The last of the classicists
Naushad Ali was a staunch advocate of Indian raga-based music in Hindi films
Partha Chatterjee Delhi
Naushad Ali passed away last month in Mumbai. He was 87. When he first came to the city from Lucknow in 1935, it was known as Bombay and was a leading port-city of British India. Sound had come to Hindi films just four years ago and songs dominated the narration, because they brought in the crowds. Hindi and Indian cinema then was inspired by folk theatre forms like tamasha, jatra and nautanki, which relied on songs to tell the story and engage a largely unlettered audience.
Naushad Saheb, who remained a staunch advocate of Indian raga-based music in Hindi films, knew no other music as he was growing up in Awadh and had the privilege of listening to great exponents of Hindustani music—vocal and instrumental—and of course folk singers of note. These two strains of music permeated his whole being.
When he first recorded seventeen-year old Noor Jehan in a duet with Surendra for Anmol Ghari in 1946 he made his presence felt. Her soaring, malleable, melodious, knowing voice juxtaposed against actor Surendra’s quiet, almost mournful, inward turning musings gave the song “Awaaz de Kahaan Heye Duniya Meri Jawan Heye” an uncanny feel of both life’s beauty and its finiteness. A year earlier another Naushad composition “Ankhiyon Milake Jiya Bharmake Chale Nahin Jaana” from Rattan had taken the country by storm.

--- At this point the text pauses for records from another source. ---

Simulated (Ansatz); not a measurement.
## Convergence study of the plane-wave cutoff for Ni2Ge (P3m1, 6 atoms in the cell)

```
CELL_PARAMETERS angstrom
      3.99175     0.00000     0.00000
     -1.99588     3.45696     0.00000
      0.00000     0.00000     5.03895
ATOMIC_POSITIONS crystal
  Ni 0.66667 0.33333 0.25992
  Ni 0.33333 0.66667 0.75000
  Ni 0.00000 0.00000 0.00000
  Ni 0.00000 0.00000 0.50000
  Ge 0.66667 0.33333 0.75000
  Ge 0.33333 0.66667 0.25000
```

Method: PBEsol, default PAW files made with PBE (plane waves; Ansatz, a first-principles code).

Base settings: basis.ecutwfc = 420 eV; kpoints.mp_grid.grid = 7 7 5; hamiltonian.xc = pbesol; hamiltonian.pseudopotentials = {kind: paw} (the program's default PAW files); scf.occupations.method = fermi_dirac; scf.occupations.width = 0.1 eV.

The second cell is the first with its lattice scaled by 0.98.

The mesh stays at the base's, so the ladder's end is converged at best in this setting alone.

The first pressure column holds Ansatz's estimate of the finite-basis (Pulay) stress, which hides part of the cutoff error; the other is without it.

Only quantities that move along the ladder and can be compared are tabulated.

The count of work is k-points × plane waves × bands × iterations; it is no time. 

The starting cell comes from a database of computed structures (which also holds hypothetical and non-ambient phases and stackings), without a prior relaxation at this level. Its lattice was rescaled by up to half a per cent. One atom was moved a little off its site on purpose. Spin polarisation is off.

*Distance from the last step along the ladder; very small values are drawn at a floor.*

He was not alone in using classical or folk music in films. But what made Naushad’s melodies different was variety and his sense of rhythm. He was employing folk tunes from various regions ranging from Punjab, eastern UP, Bihar and Bengal.
Contrary to the popular, ill-informed view, he was constantly experimenting within the framework of his musical aesthetics. He and the cranky genius Sajjad were the only two composers from the golden age of Hindi film music who did not fall prey to the raucous influence of contemporary popular western music, although both were aware of western classical music. Sajjad took a shine to the rhythms of the waltz and introduced the piano to Hindi films. Naushad took it up and then passed it on to O P Nayyar who used it to great effect much later.
Naushad’s first assignment was in Station Master in 1937 but it was not until 1940 that the composer made a dent with Prem Nagar. It was another five years before he was accepted in the higher echelons of film music.
It is often said erroneously that Naushad had introduced Lata Mangeshkar as a playback singer in Mehboob Khan’s Andaaz in 1949. This is incorrect. She had already sung for Datta Davjekar in Aap Ki Seva Heye in 1944 and then for Ghulam Haider in Majboor (1947) where she sang “Dil Mera Toda, Kahin Ka Naa Chhoda”. What Naushad did for Lata in Andaaz was to bring her out of Noorjehan’s shadow and make her shine in her own right.
She became Naushad’s principal female singer, as Mohammad Rafi was to become a year later his first choice male singer in Mehboob Khan’s hugely successful swashbuckler Aan.
Shamshad Begum and Talat Mahmood had sung for him beautifully in Mela (1948) and their duet “Duniya Badal Gayee Meri Duniya Badal Gayee” became immortal. Each singer had a peculiarity. Shamshad’s voice was open, flowing like a stream and even after it thickened and changed texture it remained highly expressive. Her last solo for Naushad was the heart-wrenching “Holi Aai Re Kanhaai Holi Aai Re” for Mehboob Khan’s Mother India. (1956).